Following is a letter Rep. James Comer of Kentucky and Rep. Pete Sessions of Texas—chair of the Oversight and Accountability Committee and its federal workforce subcommittee—asking OMB for the status of actions to increase onsite work by federal employees, the latest in a series of such letters and queries at hearings skeptical about the continued relatively high levels of telework.
The Committee on Oversight and Accountability is conducting oversight of agency telework policies and their impact on agency missions. As part of this oversight, we seek an update on the implementation of Office and Personnel Management memorandum M-23-15, Measuring, Monitoring, and Improving Organizational Health and Organizational Performance in the Context of Evolving Agency Work Environments, to include progress in increasing in-person work.

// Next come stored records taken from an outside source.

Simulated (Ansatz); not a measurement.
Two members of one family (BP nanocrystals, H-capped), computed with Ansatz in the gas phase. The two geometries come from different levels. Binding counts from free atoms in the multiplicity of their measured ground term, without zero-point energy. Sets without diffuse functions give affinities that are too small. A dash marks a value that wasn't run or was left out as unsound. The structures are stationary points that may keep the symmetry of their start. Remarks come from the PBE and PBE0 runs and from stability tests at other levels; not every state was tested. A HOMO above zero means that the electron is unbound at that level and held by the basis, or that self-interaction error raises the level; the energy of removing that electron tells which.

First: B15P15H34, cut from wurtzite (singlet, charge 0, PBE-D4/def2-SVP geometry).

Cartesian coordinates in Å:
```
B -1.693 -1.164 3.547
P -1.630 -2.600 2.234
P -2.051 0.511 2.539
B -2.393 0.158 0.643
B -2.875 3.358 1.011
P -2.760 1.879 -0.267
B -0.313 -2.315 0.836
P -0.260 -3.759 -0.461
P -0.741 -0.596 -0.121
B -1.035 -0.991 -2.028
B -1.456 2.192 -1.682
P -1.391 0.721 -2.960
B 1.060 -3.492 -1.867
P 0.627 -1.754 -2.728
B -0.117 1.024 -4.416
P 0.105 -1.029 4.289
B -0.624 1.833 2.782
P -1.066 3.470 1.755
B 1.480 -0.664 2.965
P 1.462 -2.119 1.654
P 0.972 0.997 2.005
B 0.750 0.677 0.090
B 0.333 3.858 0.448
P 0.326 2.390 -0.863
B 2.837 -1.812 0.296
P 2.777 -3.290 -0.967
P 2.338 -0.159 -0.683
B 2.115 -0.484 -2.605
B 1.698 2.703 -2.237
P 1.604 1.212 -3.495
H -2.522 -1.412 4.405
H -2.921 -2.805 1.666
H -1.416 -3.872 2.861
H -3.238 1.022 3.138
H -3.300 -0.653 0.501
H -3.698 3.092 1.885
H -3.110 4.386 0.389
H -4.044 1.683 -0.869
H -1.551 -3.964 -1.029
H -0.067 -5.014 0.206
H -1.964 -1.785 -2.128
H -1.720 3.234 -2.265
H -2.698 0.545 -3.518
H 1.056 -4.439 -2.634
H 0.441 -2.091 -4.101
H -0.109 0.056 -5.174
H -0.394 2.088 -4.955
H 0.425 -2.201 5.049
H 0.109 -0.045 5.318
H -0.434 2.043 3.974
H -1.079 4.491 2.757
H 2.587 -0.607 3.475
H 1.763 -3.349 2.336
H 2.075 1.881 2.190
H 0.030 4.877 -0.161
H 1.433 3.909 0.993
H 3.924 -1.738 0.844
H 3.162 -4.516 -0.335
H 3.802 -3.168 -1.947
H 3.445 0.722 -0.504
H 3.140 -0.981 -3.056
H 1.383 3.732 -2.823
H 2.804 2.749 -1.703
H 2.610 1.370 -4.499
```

M-23-15 was issued in April 2023 and appears to envision an improved, data-driven approach to measuring agency performance and customer service, to include the impact of telework. In May 2023, Committee Republicans sent requests to 25 agencies seeking telework related data to assess the claims of the Biden Administration that telework in Federal agencies had been an unmitigated success and therefore justified a permanent shift to widespread telework. It stood to reason that in the wake of OMB publishing M-23-15, agencies would be compiling the data we requested. Yet, even after a protracted delay in providing any response at all, agencies generally produced very little quantitative data underpinning their telework and remote work policies. While the Committee continues our efforts to obtain substantive responses, we assume these agencies have been more responsive to your agency. In fact, in a July 2023 briefing, OMB staff reported that “nearly all CFO Act agencies have submitted plans for review.” Thus, we assume agencies have provided OMB with significant data relevant to our inquiry.
In addition, M-23-15 states there is an “expectation…agencies will continue to substantially increase meaningful in-person work at Federal offices, particularly at headquarters and equivalents…” In the July briefing, OMB stated it anticipated “establishing a minimum of 4-6 days in-person per pay period or existing expectations already in excess of 6 days per pay period due to ongoing mission needs” at agency headquarters. It is important to understand the status of in-person work plans, so we seek updates regarding these as well. This is especially true in light of recent reports that White House chief of staff Jeffrey Zients has yet again had to personally insert himself into the effort to increase in-person work at Federal agencies. This report says he is “demanding proof” of return-to-office plans and progress. So are we. Over and above the effort to increase in-person work, this highlights concerns the federal workforce may believe it can do as it sees fit, regardless of which administration is in charge.
Ultimately, the telework debate is about agency performance. The better agencies are able to measure performance, the better they can improve customer satisfaction and use taxpayer dollars more efficiently. Both Congress and the Administration will also be able to better conduct oversight and make policy and budgeting decisions. As your own guidance states, current performance frameworks do not reach to a sufficiently granular level, a possible contributing factor to the public being “often dissatisfied with government services when compared to the private sector.” The public’s perception of federal agency performance is likely further damaged by reports that federal workers are resisting even the President’s own direction to increase in-person work, as well as union grievances that hinder agency management’s efforts to increase in-person work to better accomplish their missions. To assist the Committee in its oversight, please provide the following information, documents and communications no later than February 14, 2024:
1. Copies of Workplace Environment Plans for all Chief Financial Officer Act agencies;
2. A status report on all agency plans to increase in-person work, to include an implementation timeline and an explanation of any obstacles that have impeded such efforts;
3. In cases in which either collective bargaining agreements or grievances filed by collective bargaining units have impeded efforts to increase in-person work, a description of the circumstances and outcomes;
4. A description of employee resistance to increased in-person work;
5. A description of any findings regarding the impact, positive or negative, of increased telework or remote work on agency performance, to include observations down to the most granular work element possible. Also include the data underlying these findings;
6. An explanation of new or evolving best practices regarding organizational performance and organizational health measurement in federal agencies, to include the impact of telework and remote work;
7. An explanation of how federal “leaders, managers, and supervisors are being held to the highest standards of accountability for understanding how their operational units are performing and …(maximizing) organizational performance and organizational health;”
8. An explanation of challenges federal leaders, managers, and supervisors face in “maximizing organizational performance and organizational health;” and
9. An analysis of agency continuity of operations capabilities vis-à-vis alternative work capabilities.